Around the World

Yeltsin promises Cabinet shake-up

MOSCOW - Heads will roll in the Russian hierarchy, President Boris Yeltsin vowed yesterday in announcing an impending government shake-up aimed at stirring new life into a stagnant reform movement.

Making good on threats issued in his state of the nation address five days earlier, the recently invigorated 66-year-old president promised a major streamlining of the unwieldy Cabinet that has swelled to include 50 ministers, agency chiefs and commissioners - even as debts, tax dodging and corruption have flourished.

Yeltsin named no names on the hit list, but his aides made clear that Prime Minister Viktor Chernomyrdin and the increasingly powerful Anatoly Chubais - named first deputy prime minister Friday - would be the only ministers not expected to turn in their resignations.

But in keeping with long-standing Kremlin traditions of illusion and intrigue, titles mean less than the personal clout of those who hold them. Chubais, the most ardent advocate of capitalism in the Yeltsin camp, is likely to emerge as de facto head of both the Kremlin administration and the new Chernomyrdin government, with a mandate to jump-start the stalled economic revolution.

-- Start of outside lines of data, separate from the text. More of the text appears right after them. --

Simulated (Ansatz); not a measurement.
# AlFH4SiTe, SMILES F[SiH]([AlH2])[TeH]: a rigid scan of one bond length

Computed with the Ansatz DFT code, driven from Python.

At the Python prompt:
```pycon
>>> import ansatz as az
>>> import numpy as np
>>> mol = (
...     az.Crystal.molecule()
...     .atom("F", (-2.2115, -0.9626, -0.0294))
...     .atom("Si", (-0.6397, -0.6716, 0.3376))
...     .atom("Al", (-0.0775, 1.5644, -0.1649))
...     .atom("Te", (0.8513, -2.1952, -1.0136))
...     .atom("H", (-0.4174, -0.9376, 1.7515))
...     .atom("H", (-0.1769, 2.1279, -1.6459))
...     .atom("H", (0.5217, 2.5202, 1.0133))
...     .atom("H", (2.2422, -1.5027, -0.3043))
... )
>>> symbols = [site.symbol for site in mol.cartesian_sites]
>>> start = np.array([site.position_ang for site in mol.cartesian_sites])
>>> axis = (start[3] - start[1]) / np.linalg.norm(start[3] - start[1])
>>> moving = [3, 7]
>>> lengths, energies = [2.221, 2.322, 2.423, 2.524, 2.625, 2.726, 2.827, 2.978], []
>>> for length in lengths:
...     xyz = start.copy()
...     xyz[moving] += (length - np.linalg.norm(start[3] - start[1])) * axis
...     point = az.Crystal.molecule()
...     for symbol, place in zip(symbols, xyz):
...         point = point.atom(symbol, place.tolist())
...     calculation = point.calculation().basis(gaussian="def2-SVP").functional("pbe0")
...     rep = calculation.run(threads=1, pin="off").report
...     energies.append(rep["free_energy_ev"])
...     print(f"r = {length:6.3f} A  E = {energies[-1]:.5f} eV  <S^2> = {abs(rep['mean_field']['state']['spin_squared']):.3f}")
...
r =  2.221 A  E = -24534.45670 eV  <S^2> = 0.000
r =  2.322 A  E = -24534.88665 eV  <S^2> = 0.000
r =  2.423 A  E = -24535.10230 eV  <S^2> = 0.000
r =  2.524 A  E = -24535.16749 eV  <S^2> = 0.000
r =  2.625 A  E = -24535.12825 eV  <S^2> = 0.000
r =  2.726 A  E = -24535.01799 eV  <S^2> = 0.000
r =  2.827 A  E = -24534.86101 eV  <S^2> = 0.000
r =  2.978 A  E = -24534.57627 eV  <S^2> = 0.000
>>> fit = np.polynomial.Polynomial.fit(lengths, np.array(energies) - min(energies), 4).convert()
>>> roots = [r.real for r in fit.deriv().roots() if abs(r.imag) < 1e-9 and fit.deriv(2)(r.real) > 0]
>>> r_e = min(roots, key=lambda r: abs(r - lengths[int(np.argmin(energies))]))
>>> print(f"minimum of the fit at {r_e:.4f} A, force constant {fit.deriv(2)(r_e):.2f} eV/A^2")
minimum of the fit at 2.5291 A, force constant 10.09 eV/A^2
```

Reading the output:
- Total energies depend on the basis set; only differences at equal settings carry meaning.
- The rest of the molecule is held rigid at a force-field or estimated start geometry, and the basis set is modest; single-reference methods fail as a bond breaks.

Vietnam to censor Internet information

HANOI, Vietnam - All information coming into Vietnam through the Internet will be censored and the government announced yesterday it will control who has access to on-line services.

It also will limit the gates through which Internet servers in Vietnam are linked to the world's largest information network.

The new regulations were widely publicized in the country's state-controlled media.